What is a linocut?
A linocut is a traditional printmaking technique. As a printmaker, this is the one that I enjoy the most, although I do use monoprinting, etching and collagraphs too.
'Print' used in this context has no digital element to it, and all parts of the process are carried out by hand.
Linocut is a block printing relief technique, in which an image is cut into a sheet or block of linoleum and then printed using either a small press, or by hand. The raised surfaces are the ones that capture the ink and hence are printed on to the paper. The impression is created on the paper as a mirror image. Each time a print has to be created from the lino block, it has to be inked and then pressed and so each print created in this way is unique. These are different from the reproduction prints, which are often created digitally and are not limited edition. The linocut technique lends itself beautifully to creating strong, graphic monochrome prints, which is why it is such a favourite of mine, and unlike the woodcut, it does not have a grainy texture, thereby resulting in smoother art prints.

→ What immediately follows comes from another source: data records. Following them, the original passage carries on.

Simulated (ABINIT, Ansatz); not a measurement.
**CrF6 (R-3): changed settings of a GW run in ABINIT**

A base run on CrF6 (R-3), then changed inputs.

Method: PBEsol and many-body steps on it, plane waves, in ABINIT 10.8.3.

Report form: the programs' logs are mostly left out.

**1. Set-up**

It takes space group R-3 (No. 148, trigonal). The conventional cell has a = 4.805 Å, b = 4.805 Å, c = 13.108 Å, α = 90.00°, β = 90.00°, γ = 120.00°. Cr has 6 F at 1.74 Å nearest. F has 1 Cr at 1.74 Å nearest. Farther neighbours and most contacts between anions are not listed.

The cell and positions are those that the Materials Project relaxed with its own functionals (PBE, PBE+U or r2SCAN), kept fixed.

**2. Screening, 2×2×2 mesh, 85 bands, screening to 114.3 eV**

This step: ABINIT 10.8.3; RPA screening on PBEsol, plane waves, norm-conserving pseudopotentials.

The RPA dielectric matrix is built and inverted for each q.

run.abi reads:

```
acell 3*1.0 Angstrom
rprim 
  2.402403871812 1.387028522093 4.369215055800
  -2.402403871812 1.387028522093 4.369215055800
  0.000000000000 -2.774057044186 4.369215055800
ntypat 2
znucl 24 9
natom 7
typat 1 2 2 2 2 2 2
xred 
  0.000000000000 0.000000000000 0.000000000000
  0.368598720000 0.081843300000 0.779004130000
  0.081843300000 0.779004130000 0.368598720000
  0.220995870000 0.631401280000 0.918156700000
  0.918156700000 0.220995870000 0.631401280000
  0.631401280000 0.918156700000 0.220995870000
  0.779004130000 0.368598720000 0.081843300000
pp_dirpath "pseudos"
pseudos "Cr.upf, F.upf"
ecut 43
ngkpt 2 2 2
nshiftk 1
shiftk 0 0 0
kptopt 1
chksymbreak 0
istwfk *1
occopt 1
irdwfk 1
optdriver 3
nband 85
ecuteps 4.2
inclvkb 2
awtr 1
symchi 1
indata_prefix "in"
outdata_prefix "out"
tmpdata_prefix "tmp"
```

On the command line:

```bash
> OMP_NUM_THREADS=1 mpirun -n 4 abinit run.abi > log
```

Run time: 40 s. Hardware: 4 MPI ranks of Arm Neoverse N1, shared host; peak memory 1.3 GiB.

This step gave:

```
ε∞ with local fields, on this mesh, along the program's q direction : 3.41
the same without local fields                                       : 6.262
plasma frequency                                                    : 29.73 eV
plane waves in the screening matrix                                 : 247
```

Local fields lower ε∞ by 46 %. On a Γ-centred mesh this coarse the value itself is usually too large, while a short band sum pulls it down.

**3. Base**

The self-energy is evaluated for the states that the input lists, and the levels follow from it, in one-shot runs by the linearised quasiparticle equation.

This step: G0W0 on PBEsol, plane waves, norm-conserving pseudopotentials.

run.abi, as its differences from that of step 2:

Purchasing a linocut print
Limited Edition: When you purchase a linocut, you would see a number on the front at the bottom of the image. This might look like 13/21. In this case, 21 denotes the total number of prints that have been made from the carved block (except the A/P or Artist's Proof which are usually not sold) and so this would be a limited edition series of 21 prints of the same design. The numerator '13' denotes the number of print from the limited edition series that you have purchased. Most of my prints are a series of 25, and very rarely 50.
Archival Paper: Check that the artist has used archival paper which is not made from wood pulp. Many of the Japanese papers fall into this category. I use Masa, Hosho and also Zerkall printmaking paper for my prints, especially if I am printing by hand. Somerset Satin is a heavier paper, and has a velvety quality which lends itself better to printing when using a press.
Inks: Try and find out which inks the artist has used, as some are more environmentally friendly and permanent than others. After much experimentation with a range of inks, I now use Caligo oil-based inks which are washable, and made from soy, hence gentler for the environment, and the colours are durable and long lasting. They take quite a long time to dry, but have a depth and intensity of colour which works really well with my monochrome linocut prints.
When choosing to buy a print make sure you are aware of the difference between a original limited edition print and a reproduction print.